ALBAWABA - Volocopter, a German aircraft manufacturer, had intended to raise an electric-powered flying taxi above Paris during the Olympic Games, AFP reports citing company officials. However, the plans have been abandoned as certification for the engine has yet to come through.
In cooperation with the French airport operator ADP, the capital's metro and bus operator RATP, and the Paris regional government, Volocopter has been carrying out test flights in the Paris area for a number of years, while vigorously pushing for license from European authorities in preparation for the Olympics.
Its "Volocity" aircraft, which features two seats for the pilot and one passenger and is equipped with 18 electric rotors on a circular frame over the hull, was supposed to land on a floating platform above the Seine River near the Austerlitz railway station in southeast Paris throughout the Games, AFP notes, instead it will now land in a different suburban town.
Edward Arkwright, deputy CEO of ADP, indicated that the engine designed and manufactured by Volocopter, called VoloCity, had its certification postponed by several weeks mainly because of its motors, owing the delay to a “an American supplier who was not capable of providing what he had promised.”

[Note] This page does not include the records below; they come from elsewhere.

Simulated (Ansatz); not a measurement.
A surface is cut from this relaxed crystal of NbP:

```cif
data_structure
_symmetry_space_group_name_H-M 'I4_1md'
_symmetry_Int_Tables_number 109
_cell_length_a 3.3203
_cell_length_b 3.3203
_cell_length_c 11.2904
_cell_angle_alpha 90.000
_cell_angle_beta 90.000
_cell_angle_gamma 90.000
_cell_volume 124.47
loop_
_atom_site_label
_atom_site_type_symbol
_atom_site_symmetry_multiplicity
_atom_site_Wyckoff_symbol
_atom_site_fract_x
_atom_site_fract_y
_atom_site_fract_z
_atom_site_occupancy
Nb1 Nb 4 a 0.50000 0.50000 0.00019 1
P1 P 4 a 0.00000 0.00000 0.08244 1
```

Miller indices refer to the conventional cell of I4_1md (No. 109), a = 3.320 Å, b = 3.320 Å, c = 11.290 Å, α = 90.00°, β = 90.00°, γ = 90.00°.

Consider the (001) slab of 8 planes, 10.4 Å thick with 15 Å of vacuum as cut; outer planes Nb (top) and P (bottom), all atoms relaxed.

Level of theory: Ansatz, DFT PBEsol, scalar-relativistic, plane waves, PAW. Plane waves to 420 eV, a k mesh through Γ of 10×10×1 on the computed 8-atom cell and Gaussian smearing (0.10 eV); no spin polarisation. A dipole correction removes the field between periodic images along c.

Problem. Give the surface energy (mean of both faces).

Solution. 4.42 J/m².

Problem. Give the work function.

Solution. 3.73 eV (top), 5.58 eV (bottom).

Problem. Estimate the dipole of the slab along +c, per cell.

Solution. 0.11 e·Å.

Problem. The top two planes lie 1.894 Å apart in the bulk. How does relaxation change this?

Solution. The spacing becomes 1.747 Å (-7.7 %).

“We are a little disappointed, but in any case we had said that we would not make any compromises with security,” he added.
Despite missing its initial target of making its Summer Olympics debut in Paris, Volocopter still plans to start commercial operations with its electric flying taxis in the first half of 2025 as it has been able to acquire the necessary funding to finalize the certification procedure, Bloomberg notes according to the company’s CEO Dirk Hoke.